Chart used in
Quality Control provides a visual image of sample
measurement means and Limits of expected values.
Histograms convert raw measurement data to a picture of
Process Capability. Charts frequently show the
relationship between variables such as voltage and
current.
After completing this chapter, the student will be able to:
- Draw technical charts.
- Include charts in the solution of technical problems.
- Use charts to provide regression analysis
- Use histograms to analyze data
- Chart the normal distribution.
- Create Charts from sample data.
All charts contain a vertical axis, the Y-axis, a horizontal axis, the X-axis, and a title. Many charts with more than one data series also contain a legend. The EXCEL Chart Wizard automatically provides an opportunity to add these to a chart.
Each axis must be labeled with both the variable name and the unit of measure as "diameter in inches". The variable is "diameter" and the unit of measure is "inches". The Y-axis is often refereed to as the "value" axis.
The scatter chart is the only EXCEL chart type that uses values on the X-axis. It is often referred to as the category axis because the other chart types treat all X-axis data as "categories" rather than as values.

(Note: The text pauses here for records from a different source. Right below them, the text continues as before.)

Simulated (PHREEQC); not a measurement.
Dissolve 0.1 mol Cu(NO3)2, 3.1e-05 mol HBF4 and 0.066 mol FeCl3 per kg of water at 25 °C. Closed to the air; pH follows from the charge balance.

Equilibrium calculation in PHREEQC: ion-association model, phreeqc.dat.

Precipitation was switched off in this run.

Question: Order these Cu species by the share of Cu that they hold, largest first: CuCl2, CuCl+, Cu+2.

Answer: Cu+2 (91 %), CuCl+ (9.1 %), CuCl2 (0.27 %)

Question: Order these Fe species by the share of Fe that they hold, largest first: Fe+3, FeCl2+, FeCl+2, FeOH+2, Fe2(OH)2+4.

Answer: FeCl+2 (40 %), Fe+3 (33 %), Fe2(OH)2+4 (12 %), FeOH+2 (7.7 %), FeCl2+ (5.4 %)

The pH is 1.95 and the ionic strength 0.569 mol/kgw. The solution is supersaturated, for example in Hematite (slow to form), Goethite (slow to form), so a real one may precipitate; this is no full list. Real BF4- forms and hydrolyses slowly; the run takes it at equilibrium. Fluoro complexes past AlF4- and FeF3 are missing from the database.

Title The chart title is a few words to indicate the chart purpose.
The data marker is the symbol that marks the X and Y-value point for a given data element. Data markers may be connected by lines.
Some charts contain two or more lines or data series. The title of each series next to its chart symbol is displayed in a small box to make the chart easily understandable.
EXCEL includes a Chart Wizard that simplifies the creation of charts from columns or rows of data. This chapter will cover only three of the many chart types available, the column chart, the line chart, and the scatter chart.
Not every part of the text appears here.